When I left for college in 1985, a great aunt gave me a set of “worry beads” she had picked up at a Greek festival in Columbus. I wasn’t a worrier by nature, but I found that holding and twisting the cobalt beads was soothing in a very primal way. I still have them hanging on a leather strand in my office today, easily within reach.
There’s a comfort that comes in twisting and handling beads that has its roots, for me, in the rosary. It’s a way of occupying my hands, which always seem to need something to do, while allowing my mind to explore deeper thoughts — prayer, contemplation, dreams and even nightmares. I carry my rosary whenever I travel. If I’m feeling uneasy or simply thankful, I say a few Hail Mary’s, a Glory Be and recite my special travel prayer.

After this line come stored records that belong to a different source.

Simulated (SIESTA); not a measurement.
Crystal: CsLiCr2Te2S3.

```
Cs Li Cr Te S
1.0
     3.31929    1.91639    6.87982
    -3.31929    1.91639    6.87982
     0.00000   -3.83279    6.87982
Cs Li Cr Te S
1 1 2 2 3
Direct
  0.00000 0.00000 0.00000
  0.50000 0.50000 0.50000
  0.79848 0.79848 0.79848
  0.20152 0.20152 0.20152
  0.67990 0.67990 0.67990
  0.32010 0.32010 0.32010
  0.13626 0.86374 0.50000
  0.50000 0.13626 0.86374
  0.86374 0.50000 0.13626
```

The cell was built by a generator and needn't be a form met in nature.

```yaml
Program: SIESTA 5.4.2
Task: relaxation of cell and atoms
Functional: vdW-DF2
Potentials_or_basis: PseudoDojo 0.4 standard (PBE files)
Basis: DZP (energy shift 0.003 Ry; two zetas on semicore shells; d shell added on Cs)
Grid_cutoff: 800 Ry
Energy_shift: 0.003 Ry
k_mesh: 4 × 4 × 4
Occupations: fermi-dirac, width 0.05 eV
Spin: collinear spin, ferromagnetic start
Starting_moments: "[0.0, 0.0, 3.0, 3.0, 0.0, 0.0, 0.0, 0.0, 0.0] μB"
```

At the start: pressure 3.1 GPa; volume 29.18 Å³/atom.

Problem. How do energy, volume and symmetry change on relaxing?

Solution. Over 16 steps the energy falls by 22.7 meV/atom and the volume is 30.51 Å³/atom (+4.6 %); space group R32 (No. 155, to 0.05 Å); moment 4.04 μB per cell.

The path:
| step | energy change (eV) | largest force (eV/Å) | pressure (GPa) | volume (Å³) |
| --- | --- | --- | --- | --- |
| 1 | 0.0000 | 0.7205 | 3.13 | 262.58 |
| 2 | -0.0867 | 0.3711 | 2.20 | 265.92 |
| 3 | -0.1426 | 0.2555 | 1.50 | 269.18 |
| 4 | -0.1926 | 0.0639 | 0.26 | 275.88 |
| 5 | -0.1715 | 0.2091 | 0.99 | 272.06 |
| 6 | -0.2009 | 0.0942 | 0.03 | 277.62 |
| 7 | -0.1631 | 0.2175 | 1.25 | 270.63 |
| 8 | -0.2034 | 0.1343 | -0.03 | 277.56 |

Korea brought out a different spirituality in me, a realization of just how connected and how similar we humans are. If I were to describe what I seek in terms of spirituality it would be a calmness of mind and spirit, even as I’m unsure if that is possible for me. My nature is more like a comet hurling through life, hoping to gather everyone along in my light. Though I wish to calm myself, I wonder if extinguishing that ball of fire would alter me unrecognizable or worse — extinct.
Nevertheless that doesn’t stop me from envying those who are of a quieter mind. Perhaps I feel they possess something I cannot — the meaning of life, the secret to happiness, the wisdom of knowing what's to come. I don't know if that's true, but it's what my hyperactive imagination believes. My Korean friends possessed that quietness and grace that eludes me.
While I am a born-and-raised Catholic, I find aspects of other faiths very appealing, particularly as I get to know more about them. The Jewish Day of Atonement and the peacefulness of Buddhism I find quite akin to my spiritual sensibilities.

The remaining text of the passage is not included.